We went to a seminary in Upstate New York, near Ogdensburg, for the weekend.
I don't want to get into the details here, but what I witnessed and experienced there in one weekend shocked me beyond anything I could have imagined. Again, not by Father Murphy, but by some of the staff and students there.
It forever put to rest my thoughts about entering the priesthood.
You know what's really sad? In the old days, there is no one you would have trusted more. A priest, one assumed, would be the man most pushed internally to live a completely moral Christian life - someone who would move all things in his path to protect your child, both physically and spiritually. Today, you're right. You'd have to be crazy to allow your kid to be alone with a priest. The priesthood has been IMMENSELY devalued - and probably for the rest of my life. It will take years and decades before priests even have the opportunity of redeeming people's trust. But that's only if they truly address the underlying problems in the Church. It's not even apparent that they intend to do so. Priests today are seen, on average, at a much lower place morally than they were meant to be. It's really up to them to try, over time, to reclaim their moral standing and trust. They have an uphill battle. Nobody should be more intolerant of what's described in this article than they.
This is just another example of the media making an issue out of nothing, right? /sarcasm
We had a series of homosexual molestations of teenage boys by a priest in a neighboring town (including, horrificly, anal rape). Ten years ago, when a new priest (the present pastor) was sent to the parish, he discovered what was going on. He went to the authorities, both within and without the Church. (Of course, within the Church, he was ignored and told to keep things quiet.) But then he went public, and in the face of strict hierarchical orders not to do so, he asked the congregation for any information on other kids who might have been raped or abused. Information on other kids was brought forward, and this new priest spent years trying to help them. He has never been promoted, and is held in disdain to this day by the bishop of our diocese. Yet he was one of the (few) heros in all of this. I wish he could be our bishop.
You said it. Unbelievable.
Sink, in honesty I must say that most of the Catholics on this board seem to center their conversations on this subject around the greatness of and the survival of the Catholic Church.
In my opinion, the kids eventually are forgotten as the debate goes on about observing proper Catholic rules about how to handle it.

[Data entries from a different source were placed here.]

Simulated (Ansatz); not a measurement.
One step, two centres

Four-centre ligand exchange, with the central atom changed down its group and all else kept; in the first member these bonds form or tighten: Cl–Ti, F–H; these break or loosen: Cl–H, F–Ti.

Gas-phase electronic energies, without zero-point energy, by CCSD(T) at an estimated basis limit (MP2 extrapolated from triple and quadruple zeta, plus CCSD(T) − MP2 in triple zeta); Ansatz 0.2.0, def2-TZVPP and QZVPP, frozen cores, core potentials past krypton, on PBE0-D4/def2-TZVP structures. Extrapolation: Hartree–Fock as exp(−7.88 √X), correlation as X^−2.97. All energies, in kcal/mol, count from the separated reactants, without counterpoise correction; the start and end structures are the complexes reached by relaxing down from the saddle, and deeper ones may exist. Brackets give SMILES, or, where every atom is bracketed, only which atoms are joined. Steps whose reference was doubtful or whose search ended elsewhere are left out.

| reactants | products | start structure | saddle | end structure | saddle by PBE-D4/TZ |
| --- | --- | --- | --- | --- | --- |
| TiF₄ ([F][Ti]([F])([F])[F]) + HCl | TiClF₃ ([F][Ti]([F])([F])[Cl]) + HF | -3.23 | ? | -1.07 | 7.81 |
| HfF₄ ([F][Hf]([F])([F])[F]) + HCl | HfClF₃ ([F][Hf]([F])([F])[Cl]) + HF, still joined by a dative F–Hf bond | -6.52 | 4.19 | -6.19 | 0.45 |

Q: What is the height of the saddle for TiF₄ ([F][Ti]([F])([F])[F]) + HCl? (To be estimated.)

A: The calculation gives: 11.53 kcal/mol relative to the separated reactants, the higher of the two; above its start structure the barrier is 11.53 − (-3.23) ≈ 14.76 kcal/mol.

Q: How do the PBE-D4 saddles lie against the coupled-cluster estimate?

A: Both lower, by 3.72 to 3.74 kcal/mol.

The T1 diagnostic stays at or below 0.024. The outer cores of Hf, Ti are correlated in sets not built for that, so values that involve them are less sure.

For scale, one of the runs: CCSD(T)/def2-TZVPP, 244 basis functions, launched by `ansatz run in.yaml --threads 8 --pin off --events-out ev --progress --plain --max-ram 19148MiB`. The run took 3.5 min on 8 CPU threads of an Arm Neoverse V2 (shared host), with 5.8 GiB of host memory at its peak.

And... you are correct. Many, if not most societies have deviants. They are all over the Church, and are not ONLY residing in the Catholic portion. This is all of our problem, because the children are OUR ministry.
I agree with you to some extent. I am a children's pastor. I work primarily with kids from 7-12.
On occasion, I work exclusively with the 10-12 year olds.
As most know, church attendance is .... um... suspect during the Summer months.
I have rules about student-to-teacher ratios.
A little wisdom and common sense goes a long way.
One thing about kids this age-they go out of their way seeking acceptance and approval. This is why so many of them are abused.
I hate Satan!
Yet more good insight! You have a fortunate congregation. V's wife.